People get busy. Someone is sending you playful pokes one minute, and you find their profile has been deactivated the next time you log on to your account. Circumstances like this happen every day in cyberspace, in great part because the time spent there is muddled by the very things that make the technology such a wonder – anonymity, variety, abundance and immediacy.

When you date under these conditions, certain types of characters are bound to emerge — these are the ones you should learn how to spot and make sure to avoid:

The Jane or John Doe Dater: Anonymity can have strange effects on people – and yes, some will behave sneakily and disrespectfully simply because they can do so without being held accountable. It’s not always underhanded (like choosing to leave out the fact that you’re temporarily unemployed to boost profile rankings), but occasionally you’ll stumble upon a perpetrator who is abusing the system. The Jane or John Doe daters are the ones who offer up little or even false information in their profile and act deplorably when it comes to calling, emailing or locking down plans…Get the point?

The Hyperactive Serial Searcher: Online dating should be handled in moderation and approached with healthy respect, but not everyone knows how to control their appetite. When faced with a smorgasbord of tempting options, some have a harder time than others staying focused on one person at a time.  If they seem diverted or distracted it’s because they are. The hyperactive serial searcher is known for booking back-to-back dates, engaging in multiple conversations simultaneously and contacting you via email, phone or instant message relentlessly as they are hurriedly trying to manage their planning.

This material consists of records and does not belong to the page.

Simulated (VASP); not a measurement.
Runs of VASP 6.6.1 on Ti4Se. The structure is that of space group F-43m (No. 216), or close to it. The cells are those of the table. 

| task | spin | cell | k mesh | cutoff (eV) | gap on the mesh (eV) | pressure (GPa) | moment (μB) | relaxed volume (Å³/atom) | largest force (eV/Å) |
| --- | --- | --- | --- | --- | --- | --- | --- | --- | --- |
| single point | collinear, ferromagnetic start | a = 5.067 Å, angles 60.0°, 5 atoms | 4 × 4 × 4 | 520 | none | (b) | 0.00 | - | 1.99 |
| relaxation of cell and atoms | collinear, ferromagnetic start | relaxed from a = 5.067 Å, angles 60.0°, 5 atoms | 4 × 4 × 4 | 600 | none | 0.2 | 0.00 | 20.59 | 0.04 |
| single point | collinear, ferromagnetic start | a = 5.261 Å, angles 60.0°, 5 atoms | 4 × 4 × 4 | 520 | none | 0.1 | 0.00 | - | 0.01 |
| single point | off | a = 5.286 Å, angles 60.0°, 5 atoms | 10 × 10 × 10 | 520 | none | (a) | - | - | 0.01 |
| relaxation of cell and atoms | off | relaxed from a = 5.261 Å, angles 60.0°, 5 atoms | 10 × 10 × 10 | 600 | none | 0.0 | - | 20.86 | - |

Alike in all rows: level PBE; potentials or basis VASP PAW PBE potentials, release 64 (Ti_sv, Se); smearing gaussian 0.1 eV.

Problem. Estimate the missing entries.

The Guilty Pleasure Seeker: Before Internet-enabled dating, getting lucky required at least some amount of persistence and persuading. Now that we can flirt in cyber-time and score in real-time, many are out there lurking for instant gratification of a sexual kind. The guilty pleasure seekers are easy to detect because they tend to troll the net for their next casual fling victim or phone sex conversation, often at odd hours of the day or night with inappropriate jokes, gestures or invitations.

The Roaming Opportunist: Ah, variety.  It is, after all, the spice of life and it can be particularly tempting when the odds of finding someone better are but just one click away. Hard to detect at first, roaming opportunists come across as serious “relationship” contenders, but are often dipping their toes behind the scenes to see what new and exciting matches may be out there. Many play on multiple dating sites to avoid getting caught and are known to play hot and cold during the getting-to-know-you phases of a relationship.  While there are no set rules when you are just starting a relationship, and exclusivity is something that should be discussed forthrightly when the time comes, keep a wary eye out for those with roving eyes and keyboards.

The games these people play on the internet are not that different than in real life – only online there is little risk of getting caught and no intermediaries to hold them accountable. It is up to you to conduct your own due diligence and weed out the good guys and gals from the bad ones – we promise they are out there!